One way to think about it is the Spread between the cost of owning vs the cost of renting. For example, in SF, the spread is very small and hence favors the renter.
Here's an example:
In SF, your cost of ownership is roughly 2% per year (1.4% property taxes, 0.5% for Earthquake Insurance, 0.3% for repairs and depreciation and HOA), which comes to a total of 2.2%.
The average Rent for an equivalent house is roughly 3% of the purchase price per year. So the spread is just 0.8%. Which means, if you can take the equity you would have put into the house and put it somewhere else, as long as you get a 0.8% real return (easier said than done with the high PEs we're facing), then you'll be ahead with renting. And of course, if you need to do a mortgage as most do, that adds a additional 1-3% to the cost of ownership making it even more in favor of the renter.
Now keep in mind, here in SF, it's pretty extreme. Most places have a much larger spread between renting and owning.
In a high-demand area like SF you're probably seeing an appreciation in the value of the owned property equal or greater than whatever you would be likely to earn from other investments.
According to Trulia[1] the median sale price for two-bedroom homes increased from $1.010M five years ago to $1.407M today, which corresponds to an annual return of about 6.8%. Assuming that trend continues, the actual spread would be more like -4.3% for ownership (2.5% cost minus 6.8% appreciation) vs. 3% for renting, or 7.3% altogether in favor of ownership. You'd only come out ahead by renting if you can find an investment returning more than 7.3% per year.
You're right, but this also requires the renter to actually make their extra money work for them. Sounds simple, but so many people don't. It's similar to why people like tax refunds; it makes no sense financially, but it acts as a quasi forced savings account.
For CA: "Based on where you live, insuring a single-family house can cost from $2.50 to $5.50 per thousand dollars of coverage"
.25% to .55% That's quite significant.
That’s a percentage of the value of the structure, not the structure+land.
When buying insurance, you answer questions about your property and the insurance company estimates the cost of replacement of the structure. In my case, it’s about 30% of the market value of the home.
Yes, but most earthquake insurance policies have huge deductibles and the house is often worth ~1/3 of the entire property, so your number could still align with what others said.

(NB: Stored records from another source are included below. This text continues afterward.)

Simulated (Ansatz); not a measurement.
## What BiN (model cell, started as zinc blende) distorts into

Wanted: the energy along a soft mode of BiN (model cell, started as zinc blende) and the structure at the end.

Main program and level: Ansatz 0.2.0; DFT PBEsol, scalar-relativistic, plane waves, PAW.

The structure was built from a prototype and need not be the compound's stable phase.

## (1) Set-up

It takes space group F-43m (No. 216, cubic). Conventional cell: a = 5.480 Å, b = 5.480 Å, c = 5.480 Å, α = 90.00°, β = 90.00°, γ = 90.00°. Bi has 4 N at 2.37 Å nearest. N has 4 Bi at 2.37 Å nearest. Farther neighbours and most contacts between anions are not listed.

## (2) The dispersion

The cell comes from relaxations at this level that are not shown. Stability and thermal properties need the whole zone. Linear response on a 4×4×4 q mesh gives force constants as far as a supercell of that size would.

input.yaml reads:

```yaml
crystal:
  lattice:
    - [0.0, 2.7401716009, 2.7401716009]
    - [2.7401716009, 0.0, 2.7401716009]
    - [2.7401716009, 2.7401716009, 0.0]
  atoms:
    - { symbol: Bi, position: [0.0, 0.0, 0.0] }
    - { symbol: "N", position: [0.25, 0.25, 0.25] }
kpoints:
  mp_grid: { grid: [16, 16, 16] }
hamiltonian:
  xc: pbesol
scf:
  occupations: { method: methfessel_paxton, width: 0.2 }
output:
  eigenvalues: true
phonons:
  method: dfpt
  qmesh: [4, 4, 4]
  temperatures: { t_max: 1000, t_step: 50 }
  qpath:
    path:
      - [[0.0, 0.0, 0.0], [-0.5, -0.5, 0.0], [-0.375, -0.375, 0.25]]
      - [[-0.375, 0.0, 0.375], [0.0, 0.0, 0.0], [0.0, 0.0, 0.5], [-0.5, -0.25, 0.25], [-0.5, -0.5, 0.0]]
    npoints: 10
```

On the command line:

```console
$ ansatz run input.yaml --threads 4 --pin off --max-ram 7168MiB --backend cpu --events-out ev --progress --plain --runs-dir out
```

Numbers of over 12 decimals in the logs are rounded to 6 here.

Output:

+1, my annual SF earthquake insurance premium is 0.06% of the appraised value of the house. It's not even worth mentioning in adding up the total cost of ownership.
It's also not clear if any of these numbers are %ages of the total property value, land + house, or just house rebuilding costs (which are often over $400/sqft in California after a disaster).
My worry with CEA is in "the big one", will they have enough money? They have $17 billion in assets, which is theoretically enough. However, the Northridge quake caused over $10 billion in damage, and the 1906 earthquake was over $8 billion in todays dollars. (Although I question that number too. 500 city blocks were destroyed in 1906. Would it only take $8 billion to rebuild 500 SF city blocks?)
If we see a major San Andreas quake that devastates LA, the CEA could run out of money.
I do agree it will be a shit show when the big one hits. Don’t rely on earthquake insurance to fix your problems. Unless you have $$$$, your house is not going to be in the front of the line for rebuilding. Spend a thousand dollars now on braces and bolts.
I imagine everyone in the building trades will be fully employed in the rebuilding effort even if CEA runs out of money. The state would probably bail the CEA out, but either way people are going to be waiting for a long time for someone to come give them a new house.
Here's an example: In SF, your cost of ownership is roughly 2% per year (1.4% property taxes, 0.5% for Earthquake Insurance, 0.3% for repairs and depreciation and HOA), which comes to a total of 2.2%.
The average Rent for an equivalent house is roughly 3% of the purchase price per year. So the spread is just 0.8%. Which means, if you can take the equity you would have put into the house and put it somewhere else, as long as you get a 0.8% real return (easier said than done with the high PEs we're facing), then you'll be ahead with renting. And of course, if you need to do a mortgage as most do, that adds a additional 1-3% to the cost of ownership making it even more in favor of the renter.
Now keep in mind, here in SF, it's pretty extreme. Most places have a much larger spread between renting and owning.